SECURITIES AND EXCHANGE COMMISSION

Washington, D.C. 20549

 

 

FORM 8-K

 

 

CURRENT REPORT

Pursuant to Section 13 or 15(d)

of the Securities Exchange Act of 1934

Date of Report (Date of earliest event reported): November 16, 2016

 

 

MONDELĒZ INTERNATIONAL, INC.

(Exact name of registrant as specified in its charter)

 

 

 

Virginia   1-16483   52-2284372

(State or other jurisdiction

of incorporation)

 

(Commission

File Number)

 

(I.R.S. Employer

Identification No.)

Three Parkway North, Deerfield, Illinois 60015

(Address of principal executive offices, including zip code)

(847) 943-4000

(Registrant’s telephone number, including area code)

Not Applicable

(Former name or former address, if changed since last report.)

 

 

Check the appropriate box below if the Form 8-K filing is intended to simultaneously satisfy the filing obligation of the registrant under any of the following provisions (see General Instruction A.2. below):

 

Written communications pursuant to Rule 425 under the Securities Act (17 CFR 230.425)

 

Soliciting material pursuant to Rule 14a-12 under the Exchange Act (17 CFR 240.14a-12)

 

Pre-commencement communications pursuant to Rule 14d-2(b) under the Exchange Act (17 CFR 240.14d-2(b))

 

Pre-commencement communications pursuant to Rule 13e-4(c) under the Exchange Act (17 CFR 240.13e-4(c))

 

 

 


Item 8.01. Other Events.

On November 16, 2016, Mondelēz International, Inc. (the “Company”) issued a press release calling for redemption the entire $850 million aggregate principal amount of its outstanding 2.250% Notes due 2019 (CUSIP No. 609207AA3) (the “Notes”), which were issued pursuant to the Indenture, dated as of October 17, 2001 (as supplemented and amended from time to time, the “Base Indenture”), by and between the Company and Deutsche Bank Trust Company Americas (as successor to The Bank of New York, as successor to The Chase Manhattan Bank), as trustee, as supplemented by the Officers’ Certificate of the Company, dated as of January 16, 2014, issued pursuant to Section 301 of the Base Indenture.

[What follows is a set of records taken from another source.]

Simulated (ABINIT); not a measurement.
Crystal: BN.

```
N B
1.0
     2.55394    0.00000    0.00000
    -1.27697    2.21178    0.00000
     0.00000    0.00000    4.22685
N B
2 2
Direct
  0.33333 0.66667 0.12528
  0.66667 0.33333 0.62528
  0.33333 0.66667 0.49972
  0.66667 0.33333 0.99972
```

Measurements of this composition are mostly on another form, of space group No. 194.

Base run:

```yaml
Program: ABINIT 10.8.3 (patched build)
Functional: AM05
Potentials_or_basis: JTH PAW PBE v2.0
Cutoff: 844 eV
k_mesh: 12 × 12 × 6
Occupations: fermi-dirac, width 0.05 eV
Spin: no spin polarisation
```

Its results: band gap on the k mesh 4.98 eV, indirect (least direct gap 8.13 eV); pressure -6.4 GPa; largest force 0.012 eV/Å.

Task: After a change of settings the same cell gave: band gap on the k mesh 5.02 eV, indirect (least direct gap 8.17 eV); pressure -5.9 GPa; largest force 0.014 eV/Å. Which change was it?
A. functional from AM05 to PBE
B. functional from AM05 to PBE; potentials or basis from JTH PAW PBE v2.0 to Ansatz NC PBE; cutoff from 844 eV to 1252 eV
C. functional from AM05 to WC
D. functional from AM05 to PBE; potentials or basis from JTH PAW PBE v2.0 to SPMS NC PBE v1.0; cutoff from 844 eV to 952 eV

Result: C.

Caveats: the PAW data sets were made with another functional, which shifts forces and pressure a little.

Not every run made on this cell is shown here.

The Notes will be redeemed on December 16, 2016 (the “Redemption Date”), at a redemption price (the “Redemption Price”) equal to the greater of (1) 100 percent of the principal amount of the Notes to be redeemed or (2) the sum of the present values of each remaining scheduled payment of principal and interest thereon (exclusive of interest accrued to the Redemption Date) discounted to the Redemption Date on a semi-annual basis (assuming a 360-day year consisting of twelve 30-day months) at the Treasury Rate (as defined in the Notes) plus 10 basis points, plus accrued and unpaid interest on the principal amount of the Notes to, but not including, the Redemption Date.

The Company expects to publish the actual Redemption Price in the investor section of its website (http://www.mondelezinternational.com/investors) once it has been determined.

 

Item 9.01. Financial Statements and Exhibits.

(d) The following exhibit is being filed with this Current Report on Form 8-K.

 

Exhibit
Number

  

Description

99.1    Mondelēz International, Inc. Press Release, dated November 16, 2016.


SIGNATURES

Pursuant to the requirements of the Securities Exchange Act of 1934, as amended, the registrant has duly caused this report to be signed on its behalf by the undersigned hereunto duly authorized.

 

MONDELĒZ INTERNATIONAL, INC.
By:  

/s/ Carol J. Ward

Name:   Carol J. Ward
Title:   Vice President and Corporate Secretary

Date: November 16, 2016


EXHIBIT INDEX

 

Exhibit
Number

  

Description

99.1    Mondelēz International, Inc. Press Release, dated November 16, 2016.